Thursday, 9 May 2013

Do We Need Positive Discrimination?

Is it time to consider positive discrimination to tackle the problems of under-representation of diverse communities in the media industry?
I know most of us interested in increasing diversity in the media recoil at the word “discrimination” (whatever word we may put in front of it). And we spend the majority of our time fighting against it discrimination. “Positive discrimination” seems like an oxymoron along the lines of “positive evil” or “helpful prejudice”. 
I for one have always felt that to increase diversity in television we must increase the equality of opportunities, challenge prejudice when we see it, and enable people from BME backgrounds, people with disabilities, LGBT’s and women to reach the top on their own merits. And I still think that.

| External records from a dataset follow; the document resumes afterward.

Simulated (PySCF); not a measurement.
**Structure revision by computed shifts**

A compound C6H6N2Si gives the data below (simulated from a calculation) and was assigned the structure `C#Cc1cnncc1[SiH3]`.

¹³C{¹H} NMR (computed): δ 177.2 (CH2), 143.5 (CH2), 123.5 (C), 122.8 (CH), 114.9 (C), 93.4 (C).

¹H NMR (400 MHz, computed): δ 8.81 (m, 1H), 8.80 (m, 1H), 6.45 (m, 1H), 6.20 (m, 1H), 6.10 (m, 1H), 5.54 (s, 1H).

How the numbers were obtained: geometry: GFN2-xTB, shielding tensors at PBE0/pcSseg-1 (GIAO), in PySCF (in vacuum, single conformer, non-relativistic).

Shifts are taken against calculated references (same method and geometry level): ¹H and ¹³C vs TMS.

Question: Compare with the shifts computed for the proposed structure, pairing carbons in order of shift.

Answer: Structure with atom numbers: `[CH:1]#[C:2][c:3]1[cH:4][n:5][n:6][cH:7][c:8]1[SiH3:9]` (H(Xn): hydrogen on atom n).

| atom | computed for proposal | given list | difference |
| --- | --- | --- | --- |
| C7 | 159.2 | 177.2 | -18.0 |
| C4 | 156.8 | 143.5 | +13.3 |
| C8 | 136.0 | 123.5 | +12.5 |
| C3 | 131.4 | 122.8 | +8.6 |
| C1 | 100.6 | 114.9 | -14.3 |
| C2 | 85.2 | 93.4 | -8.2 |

However recently I’ve been looking back at my life and re-analysing some of the important turning points in my career. As a result I’m wondering whether my view on “positive discrimination” is slightly hypocritical. Maybe, without even realising it, I have been the beneficiary of “positive discrimination”.
I received my big break in television after I graduated from university and was taken on as a junior researcher for the BBC consumer programme Watchdog. At the time Watchdog was restructuring its team and how it took in viewers’ phone calls and correspondence. They needed two new junior researchers which they advertised for. I was told after I got that job that over 800 people applied for just these two positions. Key to me getting the junior research job was the fact that I had done a summer’s internship at a film collective based in north London called Ceddo.
Now for all intents and purposes Ceddo was a “black” film collective. It made art house feature films including “Omega Rising” (a film about the history of Rasta women), “Burning An Illusion” (about the love life of a black woman in 1970’s Britain) and “We Are The Elephant” (looking at the student uprisings in apartheid South Africa).  Denis Davis, the director of “Omega Rising”, had met me as a fresh faced enthusiastic teenager at a video course and invited me to do work experience at the film collective.
I didn’t think about it at the time but over the summer I was there I don’t think I saw any none black people working at Ceddo. And looking back on it I doubt I would have been invited to work there if I wasn’t black. The purpose of Ceddo was not only to make films from a black British perspective but to identify black talent, encourage it and bring it on. In that respect when Denis Davis told me that I could work at Ceddo there was an element of “positive discrimination”. Looking back at my career path I wonder if I would be working in TV now if Ceddo hadn’t taken me under their wing.
Twenty years later and the role that work experience plays in people getting a job in the media is more important than ever. In a recent survey by the National Council for the Training of Journalists four out of five (83%) young journalists said they had to do some work experience before getting their first job. How people get these work experience places is vital to increasing diversity in television and across the media.
Ceddo no longer exists and I’m not aware of any significant black British film collectives in existence any more. But what organisations like Ceddo ensured was that there would always be some work experience places reserved for young enthusiastic black students like myself.  While I feel a natural aversion to “positive discrimination” we need to find a way to ensure that black people, and people from diverse backgrounds generally, get work experience places.
The black film collectives played a useful role in training and encouraging black talent. In their absence what should we do to identify talent from different backgrounds and give them as much backing as possible?